I met Julie in another lifetime, working at the Manchester Business Reference Library, helping northern entrepreneurs establish empires while offering the lonely and dispossessed a warm refuge from the Lancashire drizzle. We forged our friendship giggling over interviews in Smash Hits, stalking Morrissey and making fun of inane questions at the library enquiry desk.
After I moved to London, Julie and I took it in turns hopping on the train travelling to and from Manchester; but since moving to the French Riviera, visits have become much less frequent. I built a new life here thinking there’d be plenty of time to catch up, but before I knew it, my mousy brown hairs were outnumbered by grey ones and I couldn’t remember the last time my old chum and I had enjoyed a naughty girlie-weekend. So I invited Julie to spend a few days in the sunny South of France, share a glass or two of champagne and indulge in a little disgraceful behaviour.
Leaving Nice airport, we drove along the Promenade des Anglais, with its backdrop of mountains, sea and sky that I now call home. Passing by happy crowds of locals and tourists, I pondered the particularly female problems of growing old.
“D’you know what I find worst about the menopause? It’s the spots. I never had them when I was a teenager, but now …”

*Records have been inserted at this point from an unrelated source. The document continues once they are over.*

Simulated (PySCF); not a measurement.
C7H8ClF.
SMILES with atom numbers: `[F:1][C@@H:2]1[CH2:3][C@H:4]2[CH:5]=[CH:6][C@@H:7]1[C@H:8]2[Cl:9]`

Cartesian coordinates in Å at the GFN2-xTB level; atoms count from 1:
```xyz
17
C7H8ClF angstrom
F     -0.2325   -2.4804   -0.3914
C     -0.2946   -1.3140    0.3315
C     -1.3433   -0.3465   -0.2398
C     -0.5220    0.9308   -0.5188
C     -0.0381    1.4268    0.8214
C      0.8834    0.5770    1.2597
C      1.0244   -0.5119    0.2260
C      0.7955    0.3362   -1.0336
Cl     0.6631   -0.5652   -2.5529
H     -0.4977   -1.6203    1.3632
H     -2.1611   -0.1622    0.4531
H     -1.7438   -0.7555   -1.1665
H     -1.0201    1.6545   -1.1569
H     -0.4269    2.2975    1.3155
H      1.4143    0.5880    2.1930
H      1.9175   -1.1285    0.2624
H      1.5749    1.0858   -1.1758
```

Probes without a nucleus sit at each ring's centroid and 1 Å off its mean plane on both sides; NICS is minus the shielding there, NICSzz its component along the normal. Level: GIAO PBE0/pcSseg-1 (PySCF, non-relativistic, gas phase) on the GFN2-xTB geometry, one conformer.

“Really? I think the forgetfulness is worse. I’ve gone out of the house a couple of times and left the French windows wide open. And once I forgot to lock the back door.”
“Oh God, yes! I used to have a fantastic memory for films and actors. But in the past year, I’ve seen the same thriller twice. I got half way through and realised I’d seen it before. It’s a really good film tho’. What’s it called? That Titanic actor is in it.” *
“Huh. I forget words, too. I’ve started using an online thesaurus, although it doesn’t include rude words. I was trying to find a polite way of saying ‘w*nk’, but had to use ‘w*nk’ in the end.”
That evening, I treated Julie to a night out in Monaco. We started with a glass of bubbly at Jack Monaco and guffawed as we sat in its outrageous blue and orange thrones.
“Do you know what I’d like? Fish and chips. I bet they don’t do that here.”
I asked for a menu, but Julie was right, the dish wasn’t listed. Nothing else took our fancy, so when the waiter asked if we’d like to order, we declined.
“No thanks, you don’t serve British food.”
“But why come ’ere to eat like in England? ’Ere is Italian, we ’ave the best food in the world.”
“Rubbish! You can’t beat steak and kidney pie, or roast beef and Yorkshire pudding.”
We snickered like schoolgirls as the waiter huffed and tutted and offered to bring our bill.
“A year ago, I couldn’t have imagined being so forward.”
“Oh I know, I lost all my confidence, but it seems to have returned.”
That’s something else that happens with the menopause, we agreed. Anxiety and panic attacks changed us from flirty gadabouts into gibbering wrecks. When we came out the other end, the relief at rediscovering our confidence led us to be more outspoken and less concerned about what others think.
“I know where we can go,” I said. “Cosmopolitan serves the best fish and chips in Monaco.”
“Sorted.”
Over dinner we discussed literature, feminism and family. We ordered red wine, served with good grace by our waiter, no doubt accustomed to the foibles of Monaco’s middle-aged expats.
As we left the restaurant, a sleek orange Lamborghini pulled up.
“Is easyJet doing sports cars now?” tittered Julie.
An elegantly dressed young woman stepped out, teetering on her nude prostitute shoes. Over her shoulder she toted a bag, out of which poked a Chihuahua’s curious little face.
Julie sniffed as we passed them. “Don’t people usually leave the restaurant with a doggy bag?”
We burst out laughing, arm in arm.
“Oh God, another thing about the menopause, you have to go to the loo at every opportunity, ’cos when you sneeze or laugh it can be so embarrassing.”
“And sometimes it just comes out when you don’t expect it to. I’ve taken to carrying a spare pair of knickers in my bag.”
“Don’t! Don’t make me laugh.”
“Well, if you didn’t laugh, you’d cry!”
And I remembered what my Mum had said all those years ago. I know now what she meant. With the menopause, when you’re not laughing, you’re crying.
*“The Departed” stars Leonardo diCaprio.